Will Gresham Make Palmer Better?

Last year, the Bengals went 6-2 through the first half of the season but then they went 4-4 in the second half and then lost to the Jets in their home playoff game. Doug Farrar of Yahoo Sports sees a correlation between the Bengals second-half decline and Carson Palmers struggles in the latter half of the season.

Palmer’s second-half slide mirrored that of his team. In the first eight games, he completed 160 passes in 260 attempts for 1,832 yards, 14 touchdowns and 7 interceptions. In the second eight-game stretch, he went 122 of 206 for 1,262 yards, seven scores and six picks.

Luckily, the Bengals had some things to counteract their struggling passing game: the fourth best defense in the NFL, a great locker room and Cedric Benson. Those three things enabled the Bengals to make it to the playoffs for the first time since 2005 and turn a 4-11-1 2008 record into a 10-6 2009 record. While this combination worked to get the Bengals into the playoffs in 2009, I think we all know that the passing game will need to be better in order to go back to the playoffs in 2010. Enter Jermaine Gresham.

Actually, before I get ahead of myself, let me say this. I think the passing game will be better this year no matter what. The subtraction of Laveranues Coles and the addition of Antonio Bryant, the return of Reggie Kelly and the fact that Palmer will be able to utilize the play action now that his thumb is healed are all reasons the passing game will improve from last year. Now back to Gresham.

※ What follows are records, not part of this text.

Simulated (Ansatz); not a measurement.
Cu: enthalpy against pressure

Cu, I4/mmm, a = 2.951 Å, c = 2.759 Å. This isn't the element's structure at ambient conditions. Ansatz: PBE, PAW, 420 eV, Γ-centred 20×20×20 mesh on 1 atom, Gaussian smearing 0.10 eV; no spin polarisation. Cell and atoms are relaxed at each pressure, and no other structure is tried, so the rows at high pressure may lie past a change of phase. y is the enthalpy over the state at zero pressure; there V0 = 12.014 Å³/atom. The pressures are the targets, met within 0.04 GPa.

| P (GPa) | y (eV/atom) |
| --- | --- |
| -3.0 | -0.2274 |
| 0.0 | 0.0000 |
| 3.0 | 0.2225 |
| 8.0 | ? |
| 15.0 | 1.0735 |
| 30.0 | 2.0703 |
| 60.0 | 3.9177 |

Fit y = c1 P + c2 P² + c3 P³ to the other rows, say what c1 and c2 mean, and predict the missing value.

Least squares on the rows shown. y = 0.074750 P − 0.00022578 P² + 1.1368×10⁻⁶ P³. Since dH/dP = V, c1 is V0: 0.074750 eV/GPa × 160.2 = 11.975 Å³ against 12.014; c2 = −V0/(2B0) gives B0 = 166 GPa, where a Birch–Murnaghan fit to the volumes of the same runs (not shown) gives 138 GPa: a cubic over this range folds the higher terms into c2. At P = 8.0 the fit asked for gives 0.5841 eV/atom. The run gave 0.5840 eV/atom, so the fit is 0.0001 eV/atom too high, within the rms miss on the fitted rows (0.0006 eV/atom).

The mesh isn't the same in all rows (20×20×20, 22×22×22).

Palmer has not had a true pass catching tight end since his arrival in Cincinnati. I like Kelly just as much as the next guy, and we know that Palmer loves him, but Kelly is a blocking tight end. He lacks the speed to stretch the field. I mean, he's better than J.P. Foschi and Daniel Coats who both catch like they had their hands removed and replaced them with ping pong paddles but he's no Dallas Clark/Antonio Gates/Tony Gonzalez. Gresham is, or at least he could be.

When quarterback Sam Bradford was putting up video game numbers and Gresham was creating matchup nightmares all over the field. Bradford operated primarily out of the shotgun, and he targeted Gresham on all manner of short routes. Gresham would run the standard patterns you’d see from any tight end in a spread offense – little flares, slants, and curls – but he was most dangerous when lined up in a slot or flex position. There, he used his speed to get 10-15 yards downfield for catches and extra yards after, using his 6-foot-5, 261-pound frame and his 4.6 speed.

Gresham is a bottomless well of raw talent. He has NFL superstar size and speed and with a little help from veteran players and coaches, he can be the next Kellen Winslow (the old one that played for the Chargers not the young one who used to play for the Browns). From what he's seen so far, Palmer seems impressed.

"I don’t know if there is anything that any tight end in this league does that he can’t potentially do," Palmer told the team’s official website last week. "Not that he’s mastered anything yet. Not that he’s got everything down. But I don’t see a weakness. If he had to play in Pittsburgh’s offense and block a guy every single time and run little quick seam routes, out routes, he could do that. If he played in Denver’s offense and got to run a lot of routes, he could do that. The sky’s the limit for him."

If you're not convinced about Greshams ability to be Palmers main man in the redzone (or anywhere else on the field), watch his 2008 highlight reel. Ridiculous. Absolutely ridiculous. The guy has the size to break a linebackers tackle and then he's got the speed to beat a safety to the corner of the end zone. And in the red zone.... forget about it. He has the potential to be a nightmare for any defense inside the 20 yard-line.

Palmer has Benson in the backfield. He's got Chad Ochocinco. He's got Bryant. He's going to have somebody to stretch the field, whether it be Jerome Simpson or Matt Jones. He's going to have a good slot receiver in Andre Caldwell or Jordan Shipley. The only thing missing was a tight end who can do what Gresham has the ability to do. When Palmer says the sky's the limit for Gresham, I hear the sky's the limit for the Bengals passing offense. Add that to a top five defense and running game fueled by Benson and Bernard Scott and I hear the sky's the limit for the Bengals team. Here's to hoping I'm right (don't worry, I usually am).

So, the answer is yes. Jermaine Gresham will make Carson Palmer better. He'll make the offense and the team better in the process.